Do Not Sully Your Impressions

The next question was from Jack, who said: “Mr Adie, I was speaking to someone and I was relatively present during the first part of the conversation and although it was a short conversation, I soon began looking for words to put the last sentence together but became lost looking for the words. I immediately I became very nervous and I couldn’t meet this person’s gaze anymore. I made an awkward gesture with my left arm and that was the end of that conversation. And I tried to see what it was which had become very nervous and it just seemed to be a sort of fear that this other person would criticise me.”

“Yes,” said Mr Adie: “you see this is a customary habit of considering, inner considering. And I disappear. Now I can’t finish the sentence, now I’m just turning over and over.”
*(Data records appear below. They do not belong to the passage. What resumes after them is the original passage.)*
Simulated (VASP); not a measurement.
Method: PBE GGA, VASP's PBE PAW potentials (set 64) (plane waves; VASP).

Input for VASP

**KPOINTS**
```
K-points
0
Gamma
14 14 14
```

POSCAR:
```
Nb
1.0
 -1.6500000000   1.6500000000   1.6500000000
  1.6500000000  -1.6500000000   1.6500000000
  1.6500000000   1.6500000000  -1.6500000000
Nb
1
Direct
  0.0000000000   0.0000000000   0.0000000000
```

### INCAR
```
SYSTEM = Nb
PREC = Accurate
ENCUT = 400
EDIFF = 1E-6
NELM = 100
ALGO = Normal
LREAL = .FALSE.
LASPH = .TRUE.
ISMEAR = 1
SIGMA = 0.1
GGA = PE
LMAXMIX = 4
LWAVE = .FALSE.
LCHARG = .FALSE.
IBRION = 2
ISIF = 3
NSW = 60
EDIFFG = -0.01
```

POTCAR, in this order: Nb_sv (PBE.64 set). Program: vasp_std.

“There was a second incident,” Jack continued: “I’d been working with somebody for at least half an hour and there was a lot of rich feeling available and a sense of relationship. And at one time it had struck me how it even though we were something like ten yards away none the less I felt very related. And then the person asked me a question and I started replying. I had already answered the question but something in me just kept talking putting together more words trying to explain something in case it hadn’t been fully explained. And when I saw that, I just stopped mid-sentence because I couldn’t trust myself to go any further. And I could sense fairly surely, I think, that it didn’t matter, but I had stopped mid-sentence that the sentence had just been truncated in an awkward fashion.”

“It didn’t matter,” said Mr Adie: “it was not important. Maybe it would have been important to the ancient Jack, but not important at least to this momentary Jack, which is more authoritative, and more real. How could it matter? No importance.”

“Once we begin to understand about the possibility of “I” being present to a certain extent, or not, and how it affects everything, my thinking, my feeling, my possibility, how the question of consciousness arises, my life expands there’s a bigger expanse now, just because of that – because of those concepts. But I have to have the concepts near me, otherwise I can’t even talk. People go out to tea, and the sit around a table and they twitter, twitter, twitter. This is nothing. The inner work leads to deeper, much deeper thought. Once I begin to have that genuine concern, manners don’t count in the way that they used to. I start to begin to be able to think and everything changes.”

Jack added: “It seemed to me that over the course of the day I was approaching a mystery of relationship with my partners, and that depended upon my feeling of myself in relation to them, rather than being dependent upon having secured their approval of me.”

“Well that’s good,” replied Mr Adie. “I want my own genuine self-approval, that’s what I need. I want to be able to see and to know whether it’s worthy or not worthy. Whether it should be on the platform or should not. It’s a wonderful work, isn’t it? But the work is so contrary to the social conventions we’ve been talking about, contrary to all ordinary ideas of education and social concepts, and so on. So to change my attitudes takes a long time. A long time. And a day like today when we’re together under different circumstances is golden, because out of that comes certain facts which are relatively true. It is an atmosphere in which we can give it those facts their full value, as far as we can. We really find out something. Everybody should try and communicate. If they don’t, they don’t get very much. I must return as well as receive.”

“I found the exchanges with my partners were very rich today,” said Sam. “I tried just to have an idea, some idea that would help me and found that at most of the exchanges something did come. For example, at one exchange I had the idea that there were three of us there, and when we exchanged I wasn’t just exchanging with one person, there was the other person as well, and the force of the three of us being there felt very strong. And there were quite a few occasions when there were different reminders that I needed to have some real presence.”

“Yes,” agreed Mr Adie: “to be able to savour the reality. I want to be able to savour it so that I can recognize it, and then so that I can understand it. You see if there is something like that which you speak of, which obviously was objective, how can I find my way to it again? Not to that incident, but to that level.”

“My thought is subject to the degree to which I am present. So, I need to now be poised, as much as possible, and not to sully my impressions, but to remain present to them, to try and taste everything lawfully connected with the experience so I don’t waste it.”

“Yes,” said Sam: “on quite a few occasions there was definitely some sort of personality that wanted to enter it.”

“And that can help me remember not to allow myself to be bowled over by it.”

What Mr Adie said about “not sullying my impressions” was an allusion to the teaching about safeguarding the purity of my impressions. This is quite critical, but it only becomes practical when I am able to remain present while receiving an impression, and remain impartial to myself and to the impression. For example, I walk down the street and see someone who strikes me very unfavourably. I do not have to allow that impression to get inside me: I see it, I do not identify with it, I remain impartial to this person. The train of events which would lead to negative emotions does not ever start up, or if it does, it ends very soon.